I wondered about that. "Shouldn't there be a Cc to that mailing list 
that always refuses my reply?"


> I certainly hope that internationalized mail to conventional mail will
> be a corner case,
> but I'm not sure my personal crystal ball is clear enough for me to be
> certain that will be so.

My path to enlightenment was:

Assume that you have EAI and I not. Then your first mail would have been 
the last in this thread. At that point I have two options: Accept not 
replying (in which case the message count stays at one) or upgrade my 
client (which is bothering me to do so anyway, as chance will have it).

How many times will I accept not being able to reply before I either 
shout at you (on the phone) to stop being so $#@$!#@$ internationalized 
or upgrade my own client? Few enough, I guess, that it remains an odd case.

(I'm told this how Microsoft makes people upgrade to new versions of Word.)

> I am not sure*any*  downgrade doc belongs on the standards track, if that helps
> clarify my review.  I think losing security characteristics of the
> sent message in order
> to accomplish post-transformation delivery is a trade-off that raises
> general concerns,
> especially where a signature is present.

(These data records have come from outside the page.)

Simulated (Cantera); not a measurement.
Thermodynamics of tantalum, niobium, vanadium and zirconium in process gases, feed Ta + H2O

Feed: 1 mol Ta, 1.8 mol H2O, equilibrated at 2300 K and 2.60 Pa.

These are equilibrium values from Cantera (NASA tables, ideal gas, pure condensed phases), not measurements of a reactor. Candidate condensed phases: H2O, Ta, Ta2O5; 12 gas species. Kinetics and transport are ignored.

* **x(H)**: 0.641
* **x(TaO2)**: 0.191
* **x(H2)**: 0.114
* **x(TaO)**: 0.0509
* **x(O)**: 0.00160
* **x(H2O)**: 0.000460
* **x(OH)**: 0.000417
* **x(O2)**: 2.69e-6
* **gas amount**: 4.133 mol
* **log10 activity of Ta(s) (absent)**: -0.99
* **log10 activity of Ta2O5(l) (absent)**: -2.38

Yeah. You could say that's why it was do easy for John to goad me into 
writing this document. I feel that the transition period (when most 
users have only conventional clients but some users send some 
internationalized mail) is bad and ugly and should be abbreviated at 
almost any cost, and therefore implementers should get to work 
implementing EAI proper rather than downgrade.

Maybe -simpledowngrade should mention how wondrously easy it is for an 
IMAP client to learn to read internationalized email? (Sending may be a 
little tricky, but reading really is simple.)

>>> >>  This may eliminate MIME parameters (see section 2.2); it may also
>>> >>  eliminate any header field not explicitly treated (the subject field
>>> >>  and those listed in 2.1).  This, combined with the possible invalidity
>>> >>  of signatures for signed body parts, can significantly reduce the
>>> >>  amount of data available to the user for making a determination of
>>> >>  whether or not a message is legitimate.
>> >
>> >
>> >  You seem to be describing a user who knows much about internationalized
>> >  mail, who corresponds using internationalized mail, but who has no software
>> >  that supports it. Yes, it's hard on that user;)
>> >
> I think I am describing a conventional user more than an internationalized email
> user.  If you have an expectation that an email message should contain
> certain things
> (or your user agent checks for validity by looking for specific
> things), this won't even present
> you nonsense in some places you are expecting sense.  It simply cuts
> the data.  How can
> the user or her delegated software assess that?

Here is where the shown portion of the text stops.